University of Nebraska Spending Explodes—More on Admin Than Professors

The University of Nebraska system reported that in 2024 its spending on administrators, managers, and professional staff surpassed the amount spent on faculty for the first time this century. This shift comes amid budget cuts and declining inflation-adjusted pay for teachers.

Administrative and professional staff wages grew from about $155 million in 2000 to $484 million in 2024. Meanwhile, faculty salaries increased modestly in nominal terms but fell in real terms when adjusted for inflation. Faculty leaders warn that the imbalance threatens the university’s academic mission.

John Shrader, president of the faculty senate at the Lincoln campus, stated, “If we keep devaluing the academic side of what we do at the university, then you’re going to get less performance.”

Budget constraints have driven tough decisions. The university system is implementing $20 million in cuts. At one campus, students and faculty have already faced $75 million in reductions over five years, with an additional $27.5 million expected. Measures include program eliminations, faculty position cuts, buyouts, and $17.25 million in administrative reductions.

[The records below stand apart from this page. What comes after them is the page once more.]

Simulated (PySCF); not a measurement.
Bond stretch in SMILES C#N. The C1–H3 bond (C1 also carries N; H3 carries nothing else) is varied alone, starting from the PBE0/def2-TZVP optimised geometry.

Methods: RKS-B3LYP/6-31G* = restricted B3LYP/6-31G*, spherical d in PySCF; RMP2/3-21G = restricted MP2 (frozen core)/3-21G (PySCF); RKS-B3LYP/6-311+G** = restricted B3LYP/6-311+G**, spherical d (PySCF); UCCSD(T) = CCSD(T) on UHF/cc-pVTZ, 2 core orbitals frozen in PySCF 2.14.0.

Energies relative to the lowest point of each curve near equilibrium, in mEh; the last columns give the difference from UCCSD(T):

University officials justify the administrative expansion by citing new institutional needs, such as student services, housing, compliance, commercialization, and athletics-related programming like name-image-likeness (NIL) initiatives.

This shift raises serious concerns. Public universities are entrusted with delivering education—not expanding bureaucracy. When administrators outnumber or out-earn faculty, the university’s priorities come into question. The result is fewer resources for teaching and mentoring, which undermines both academic and moral formation. The balance between governance and instruction appears skewed in favor of institutional bloat.